Jim Parsons lends his voice to a most curious animated feature about an alien forced to team up with a human child on a road-trip.
Oh (Jim Parsons) is a well meaning Boov who has an unfortunate habit of making hilarious mistakes. Captain Smek (Steve Martin), the leader of the Boov, has an equally ingrained habit of stealing planets as he leads the Boov in their flight from the vengeful Gorg. Smek’s latest conquest is Earth. Thus Oh is kicking it back in a human apartment. When he sends an email to his best friend Kyle (Matt Jones), a traffic cop whose inability to leave his post subjects him to Oh’s chatter, he accidentally cc’s the entire universe. Including the planet-destroying Gorg… Oh runs away from punishment and encounters Tip (Rihanna), who hates the Boov for kidnapping her mother Lucy (Jennifer Lopez) and interning her in Australia with all the other humans. Can Oh and Tip work together to rescue Lucy and un-invite the Gorg?

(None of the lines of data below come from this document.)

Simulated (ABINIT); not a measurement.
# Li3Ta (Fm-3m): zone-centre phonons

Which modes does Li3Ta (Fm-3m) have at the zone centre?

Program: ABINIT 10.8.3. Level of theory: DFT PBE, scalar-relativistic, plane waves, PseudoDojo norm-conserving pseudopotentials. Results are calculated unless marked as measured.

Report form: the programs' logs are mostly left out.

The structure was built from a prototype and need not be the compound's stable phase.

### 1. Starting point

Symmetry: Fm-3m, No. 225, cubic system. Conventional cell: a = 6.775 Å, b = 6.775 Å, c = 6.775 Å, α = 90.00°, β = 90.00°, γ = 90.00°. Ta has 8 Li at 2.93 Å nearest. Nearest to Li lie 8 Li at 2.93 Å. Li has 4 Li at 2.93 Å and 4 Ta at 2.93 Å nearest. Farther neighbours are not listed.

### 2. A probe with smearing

Yes, the fate of the world rests on cracking Oh’s password and unsending an email. Because, you see, Oh is not like the other Boov; who all follow Captain Smek’s instruction that the password for all accounts should be ‘password’ – to avoid just such screw-ups. Oh is an individualist, because the most important thing, above all, is to just be yourselfzzzzz… Apparently this is the only moral any animated film is capable of containing in this century. Which wouldn’t matter that much except that director Tim Johnson (Antz) and Get Smart screenwriting team Matt Ember & Tom J Astle add almost nothing for adults in adapting Adam Rex’s children’s book The True Meaning of Smekday. And, given that Johnson successfully transposed Woody Allen’s shtick into animated form back in 1998, and that Get Smart had its moments, that’s quite surprising.
Not nearly as surprising though as the relevance of another work of late 90s CGI: Jar Jar Binks. Can you imagine sitting thru a film where nearly everyone talked like Jar Jar? Well, minus the faux accent, Home, courtesy of the jumbled-up English the Boov employ, is pretty much that film. And it grates… Rihanna shamelessly using the movie as a giant music video for song after song is less annoying because it’s explicable. Who thought garbling grammar would be inherently funny? As far as comedy goes Martin has some fun with his vainglorious role (“I admire your cowardice”), particularly one routine with Parsons (“But you might!”), but Parsons curiously stays firmly entrenched in his anti-social Sheldon Cooper rut rather than trying to stretch himself outside his TV show; similar decisions during 24’s run effectively destroyed Kiefer Sutherland’s acting range.
Home is a film for very young children, as its animated slapstick and Rihanna-heavy soundtrack might prove mildly diverting; but for parents it’s likely to be quite a slog.